Wednesday, May 31, 2017

Buy Low, Sell High

The most basic and well known investing phrase. It seems so simple. You want to buy the stuff at the low point and sell at the high point so you can cement your returns and make money. It's basic and makes sense. Ya know, the goal of investing.

The problem is that most people aren't exceptional investors.
We are average and tend to move with the pack. Myself and others I presume would like to think that we would never get caught up in the hype of a bubble, like that of 2000, but many people did. Even those who saw the collapse coming couldn't predict when it would happen. As the days and weeks went on and their friends were pulling 25% returns out of their ass while they themselves have been making 7% it makes it hard to stay out.

There were some folks who saw the collapse of tech back in 2000. Power to them because so many people missed it. However, not all of them had the will power to stay OUT of the market during the upward trend. The period of good was so exceptional that the people who were right weren't able to stay out of the market due in large part to comparing themselves to their peers. Their ego. It is hard to see yourself perform worse than nearly everyone. The people who succumbed didn't have control.

Buying low and selling high is the most basic and important aspect to investing. Having control over ego can help save yourself from following the crowd. In the case of the tech bubble, the crowd was running itself off a cliff. Obviously there are other things that go into investing. Don't misunderstand this as trying to oversimplify investing. It isn't simple. As Charlie Munger says, "It's not supposed to be easy. Anyone who finds it easy is stupid."  

Buy low. Sell high. Where does that leave us now? Is the market hot? Overbought? Too expensive? Or has it cooled down and displaying some bargains? Those questions are hard to answer without intrinsic value. What you believe the price of an asset to be. There are different ways to come to a price and it all depends on preference. It's something you need to develop on your own - find what works for you - because what works for one guy might not make sense to another.

One could try and answer it based on overall thoughts on what the average investor thinks. And then do the opposite. I am a firm believer that the market is not efficient. If you're reading this then I feel confident neither do you. Which means that depending how investors act, bargains and underpricing/overpricing exists. I spoke about the herd before. If the overarching feelings about the market are positive - you hear about stock picks at cocktail parties, baseball games, parties, places where stock picking is not normal - one could argue the market is too hot and there are too many buyers forcing the prices up to unsustainable levels. If that's the case, sell and short sell is the move. If you go with that type of strategy - contrarian - you need to have confidence in your knowledge and stick to your guns. Refer back to the people who got it right with the tech bubble but couldn't resist the profits and ultimately got pummeled in the cliff dive.
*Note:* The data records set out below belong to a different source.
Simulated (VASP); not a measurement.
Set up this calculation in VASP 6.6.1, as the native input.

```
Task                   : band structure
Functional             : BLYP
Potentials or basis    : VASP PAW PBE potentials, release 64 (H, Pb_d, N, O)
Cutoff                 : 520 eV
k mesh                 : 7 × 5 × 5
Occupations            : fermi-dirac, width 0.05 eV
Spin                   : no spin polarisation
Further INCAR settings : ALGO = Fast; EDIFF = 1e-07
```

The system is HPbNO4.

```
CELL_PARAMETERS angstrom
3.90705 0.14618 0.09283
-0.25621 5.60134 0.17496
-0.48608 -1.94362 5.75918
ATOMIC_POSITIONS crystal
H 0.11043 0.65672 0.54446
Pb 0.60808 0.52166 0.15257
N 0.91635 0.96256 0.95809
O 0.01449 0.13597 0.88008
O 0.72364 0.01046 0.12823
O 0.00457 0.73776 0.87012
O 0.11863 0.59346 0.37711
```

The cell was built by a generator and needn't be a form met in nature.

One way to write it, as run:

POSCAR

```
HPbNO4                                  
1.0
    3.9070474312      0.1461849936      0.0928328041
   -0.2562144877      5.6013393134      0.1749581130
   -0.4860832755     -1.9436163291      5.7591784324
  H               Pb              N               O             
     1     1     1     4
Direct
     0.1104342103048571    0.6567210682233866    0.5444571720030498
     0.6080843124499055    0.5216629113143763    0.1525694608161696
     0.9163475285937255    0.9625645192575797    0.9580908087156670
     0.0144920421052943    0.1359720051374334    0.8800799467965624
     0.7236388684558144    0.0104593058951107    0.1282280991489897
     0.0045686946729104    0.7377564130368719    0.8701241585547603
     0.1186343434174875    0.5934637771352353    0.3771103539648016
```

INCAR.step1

Opposite this brings me to the 2007-08 example. I'm young so it had little impact on me as I had no idea what was going on. I was a freshman in high school and an was busy being a stupid 14 year old. But, 2007-08 was the worst recession the country had seen since the 1980's and many were worried the whole banking system would fail. It was stupid easy to borrow money. Banks were lending at all time lows and people were borrowing at all time highs. Leverage was king. And guess what lead to the demise of so many investors? Cheap money. Leverage. At the end of 2008 and into 2009, people were convinced the world would end. The banking system in the United States was on the brink of failing and thus the world banking system was next. 

It was basically forced into our minds that things would be bad for a long time. Nearly everyone had a pessimistic view of the future. Howard Marks talks about the market acting as a pendulum. Nothing can go on forever. Markets have been cyclical for as long as they have existed and eventually they will go back to average. It doesn't stay normal for long until it starts swinging to the next extreme. In 2008, the pendulum was about as extreme as it got. People were convinced it would stay bad for years. However, like Marks says, the market started to swing back to normal and to the next extreme. 2009 saw record returns for most investment vehicles and hardly anyone predicted it. 

The point you ask? Buy. Low. The future is scary and many people were forced to sell due to margin calls (leverage). The exceptional investors, the folks with a second level of thinking, were able to realize that the pessimism was overstated and knew to buy the bargains. Recessions are bad, no doubt about it. Corrections suck, no doubt about it. For the strong willed though, they lead to returns on stocks that are at bargain prices and undervalued.